Botte d’asperges (Wrapped Asparagus) (1974) exemplifies the atemporal and art-historical qualities that defined Avigdor Arikha’s mature oeuvre. A favourite work of Arikha’s and one which he ‘always guarded’ throughout his life, it was acquired directly from the artist by the present owner in 1974. The structure and motif were inspired by Édouard Manet’s painting of the same subject dating from 1880. Commissioned by the collector Charles Ephrussi, Manet depicted his bundle of white spears—a delicacy in France that heralds spring—atop a bed of green leaves. In Arikha’s reimagining, the vegetable is wrapped in the blue paper found at France’s daily markets. Each scaled spear of asparagus and every crumple of paper have been exquisitely rendered. Delicate touches of magenta, green and ochre colour the protruding tips. The blue wrapper, punctuated by bands of yellow twine, forms an intricate, faceted scape of light and shadow. The poise of the whole reveals the artist’s faculty for geometric purity. The art historian Jean Clair called Botte d’asperges a ‘marvellous’ painting (J. Clair, ‘Hommage’ in ‘Hommage à Avigdor Arikha (1929-2010)’, Nouvelles de l’estampe, no. 232, 2010, p. 2). It has been widely exhibited during its lifetime, including in Arikha’s 1979 show at the Corcoran Gallery of Art, Washington, D.C.; his 1981 exhibition at the Musée des Beaux-Arts de Dijon, for whose catalogue it was the cover image; his 1999 touring exhibition which began at the Israel Museum, Jerusalem; and his landmark 2019 retrospective at the Benaki Museum, Athens.

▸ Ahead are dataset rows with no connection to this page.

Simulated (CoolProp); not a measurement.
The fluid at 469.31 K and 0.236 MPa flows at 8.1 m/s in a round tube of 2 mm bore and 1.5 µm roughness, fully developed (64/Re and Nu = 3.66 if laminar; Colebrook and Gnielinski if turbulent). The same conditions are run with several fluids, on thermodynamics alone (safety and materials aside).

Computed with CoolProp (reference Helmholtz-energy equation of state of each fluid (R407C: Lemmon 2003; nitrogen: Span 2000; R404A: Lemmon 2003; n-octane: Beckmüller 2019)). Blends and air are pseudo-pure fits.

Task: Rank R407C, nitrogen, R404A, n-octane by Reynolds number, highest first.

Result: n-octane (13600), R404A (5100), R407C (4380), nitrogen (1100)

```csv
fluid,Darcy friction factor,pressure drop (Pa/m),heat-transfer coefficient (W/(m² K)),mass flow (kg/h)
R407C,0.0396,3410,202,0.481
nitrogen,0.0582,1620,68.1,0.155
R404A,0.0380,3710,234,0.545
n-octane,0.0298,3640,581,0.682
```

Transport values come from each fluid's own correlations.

For a spell following his studies at the Bezalel Academy, Jerusalem, and the École des Beaux-Arts in Paris, Arikha considered himself an abstract artist. It took an encounter with Caravaggio’s Raising of Lazarus (circa 1609) at the Louvre to cause him to radically reconceive his idiom. Arikha at first turned to black-and-white figurative drawings, before reintroducing colour into his practice in 1973. He never entirely abandoned his initial devotion to ‘disegno’, and as suggested by both the subject of Botte d’asperges and his commitment to its geometry, Arikha was a student of art history, interested in compositions by Nicolas Poussin, Jean-Auguste-Dominique Ingres, and, of course, Manet. Like his Modernist predecessor, Arikha worked from direct observation in an effort to remain truthful to his motif. He painted swiftly in natural lighting, seeking only to capture the reality or atmosphere of a particular moment, and in doing so, notes curator Marie-Cécile Miessner, ‘managed to reveal a truth’ (ibid., p. 1).